On a side note the video brochure is of very high quality. I was quite impressed with how it was presented, the printing on the cardboard is high res, the construction is solid. Overall an impressive product.
First, this is what the brochure looked like when you opened it up. Upon opening it plays a video on its 7" screen. The triggering is done using a magnet embedded in the cover. More on that later.
I flipped the whole thing over and used a scalpel to separate the backing piece of cardboard. The glue is super sticky but can be cut through with some care. This is what I found inside. Bunch of switches, battery, the main PCB and of course the screen. Neat!
Taking a closer look inside the battery is a 3.7V 2200mAh 8.14Wh cell. The magnetic switch appears to be using an SMD Hall Effect sensor mounted on a small PCB of its own.
For memory and storage there are two chips, both from Hynix. The first is labelled as Hynix 621A HY5DU121622CTP-D43 - this is a SDRAM chip, though I couldn't figure out what capacity, possibly 512Mb. The other chip is a HY27UF082G2B 2Gb NAND Flash chip.
The other large chip is a F1E200 SOC from Allwinner. The screen is connected to a 50pin SMT socket. Interestingly there is a second unpopulated spot on the PCB for a 40pin SMT socket too.
The speaker is an 8Ohm 2W slim all range driver. There's a micro-USB header on its own PCB.
Removing the monitor was a bit of a pain and initially when I pulled it out, the metal frame that held the panel to the backlight stayed firmly glued to the cardboard box. I did eventually manage to free this frame and clean it up with some paint thinner to remove all the sticky glue.

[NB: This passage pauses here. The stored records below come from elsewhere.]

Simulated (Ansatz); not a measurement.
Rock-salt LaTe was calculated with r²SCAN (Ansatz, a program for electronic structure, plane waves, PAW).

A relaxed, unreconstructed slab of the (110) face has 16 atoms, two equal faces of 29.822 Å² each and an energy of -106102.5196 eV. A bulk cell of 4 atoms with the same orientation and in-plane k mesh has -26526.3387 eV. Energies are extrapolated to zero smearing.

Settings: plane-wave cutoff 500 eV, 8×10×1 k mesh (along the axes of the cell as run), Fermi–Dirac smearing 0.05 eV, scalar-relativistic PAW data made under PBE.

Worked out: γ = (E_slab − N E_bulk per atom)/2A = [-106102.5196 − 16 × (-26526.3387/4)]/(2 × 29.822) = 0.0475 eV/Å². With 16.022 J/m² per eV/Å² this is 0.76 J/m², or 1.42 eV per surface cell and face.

The screen is a TFT LCD with a label of BF0574B50IB RXD on the connector. This screen has a resolution of 1024x600 though I could not find its exact specs online. There are many similar panels on AliExpress though. The back of the main PCB doesn't have anything exciting apart from the Mayways logo and model number MWS_41A4 3_002 A_V1.3.
The component side of the PCB has a number of unpopulated pads where switches can be connected. Some of these appear to work when shorted out. In my case they reset the video to the beginning so could be either previous or next buttons.
That's it so far. I ordered an FTDI Serial 232 adapter so I can poke around this video brochure more. Will have more updates as I find something new.